What a difference a few inches of water makes. I have been on the water a few times recently with various levels of success. One area I fished the tide had fallen enough to make fishing downright tough; I had a difficult time maneuvering through the marsh because of the low water levels. Some redfish were still present but the tide had the fish concentrated in deeper flats and bayous within the marsh but they were not actively feeding.

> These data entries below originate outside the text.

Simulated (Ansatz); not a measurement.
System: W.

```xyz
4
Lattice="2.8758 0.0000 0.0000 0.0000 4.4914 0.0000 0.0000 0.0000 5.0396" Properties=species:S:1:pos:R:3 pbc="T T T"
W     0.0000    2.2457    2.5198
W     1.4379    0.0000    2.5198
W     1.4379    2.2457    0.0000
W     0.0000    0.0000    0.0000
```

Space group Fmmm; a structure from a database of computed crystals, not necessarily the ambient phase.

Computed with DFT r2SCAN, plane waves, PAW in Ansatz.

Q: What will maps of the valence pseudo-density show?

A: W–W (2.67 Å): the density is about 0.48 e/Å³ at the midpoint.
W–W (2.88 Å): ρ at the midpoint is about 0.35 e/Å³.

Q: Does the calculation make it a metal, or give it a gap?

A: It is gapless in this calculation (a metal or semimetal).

I fished another marsh that was slightly deeper, only inches deeper, with better success. The redfish were in schools of approximately 10-15 fish in 1′-1.5′ of water. After the schools dispersed I moved into a couple deeper bayous and sight casted to single fish that stayed behind waiting for an easy meal as the rest of the tide sucked out. There is not as much shrimp in the marsh as there had been the last few months but there is plenty of mullet still mulling around.
A couple more strong cold fronts should push the remaining shrimp out of the marsh and the reds diet will start to consist mostly of mullet, crabs, and other finfish. I ended the day with 7 reds between 20″-29″ all on the fly rod. I also lost a few fish due to break offs and pulled hooks.
I fished during a strong outgoing tide. The winds were light early and water clarity was slightly stained, which made spotting fish fairly easy. As the tide reached its nadir and the wind speeds increased the water clarity deteriorated rapidly. Flies of choice (pictured below) were a white and chartreuse grass shrimp and white pearl gotcha that I tied a few days earlier.